The March natural gas April futures contract dropped to a six-week low on Monday of $4.492 per million BTUs, down from more than $6.15 just two weeks ago. Cold temperatures are expected to ease somewhat in the middle of this month in the Midwest, South and East, while above normal temps are expected in the West and the Great Plains. That should help keep prices below $5 per million BTUs.
The country’s natural gas supply is very likely to fall below a trillion cubic feet before the end of this month. That doesn’t mean much, but it has not happened in nearly 10 years. Last week’s inventory level was the lowest for this time of year since 2004.
The EIA reported that U.S. working stocks of natural gas totaled 1.2 trillion cubic feet, about 758 billion cubic feet below the five-year average of 1.95 trillion cubic feet. Working gas in storage totaled 2.1 trillion cubic feet for the same period a year ago. Natural gas inventories continue to drop further below the bottom of the five-year range.
Here is how stocks of the largest U.S. natural gas producers reacted to this report:
Exxon Mobil Corp. (NYSE: XOM), the country’s largest producer of natural gas, was down about 0.3%, at $93.55 in a 52-week range of $84.79 to $101.74.
Chesapeake Energy Corp. (NYSE: CHK) was up 0.2%m at $25.54 in a 52-week range of $18.21 to $29.06.

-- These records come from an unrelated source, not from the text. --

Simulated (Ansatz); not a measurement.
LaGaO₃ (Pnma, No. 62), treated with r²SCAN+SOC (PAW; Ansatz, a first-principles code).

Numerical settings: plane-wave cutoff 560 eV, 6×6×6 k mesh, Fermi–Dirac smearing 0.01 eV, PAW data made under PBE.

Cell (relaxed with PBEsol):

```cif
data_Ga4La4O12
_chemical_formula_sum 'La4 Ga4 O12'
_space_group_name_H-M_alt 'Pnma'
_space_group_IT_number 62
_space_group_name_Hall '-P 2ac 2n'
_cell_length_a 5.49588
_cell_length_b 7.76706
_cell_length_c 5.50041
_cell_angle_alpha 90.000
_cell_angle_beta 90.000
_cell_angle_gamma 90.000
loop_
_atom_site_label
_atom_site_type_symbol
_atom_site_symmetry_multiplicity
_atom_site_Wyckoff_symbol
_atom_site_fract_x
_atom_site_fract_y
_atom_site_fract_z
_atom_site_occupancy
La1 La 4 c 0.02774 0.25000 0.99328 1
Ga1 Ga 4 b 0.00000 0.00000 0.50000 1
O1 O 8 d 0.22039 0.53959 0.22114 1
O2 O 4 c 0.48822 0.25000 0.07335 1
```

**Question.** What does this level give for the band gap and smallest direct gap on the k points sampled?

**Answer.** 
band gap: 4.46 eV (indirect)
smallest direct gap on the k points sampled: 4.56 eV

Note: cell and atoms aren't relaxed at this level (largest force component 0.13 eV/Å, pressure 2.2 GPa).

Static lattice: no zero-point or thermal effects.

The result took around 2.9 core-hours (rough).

EOG Resources Inc. (NYSE: EOG) was up 0.1% to $190.66. The 52-week range is $112.05 to $163.22.
The U.S. Natural Gas Fund (NYSEMKT: UNG) was up about 1.1%, at $25.58 in a 52-week range of $16.59 to $27.89. The Market Vectors Oil Services ETF (NYSEMKT: OIH) was up 0.5%, at $48.84 in 52-week range of $39.42 to $51.11. The first fund tracks spot prices; the second includes major drillers and services companies.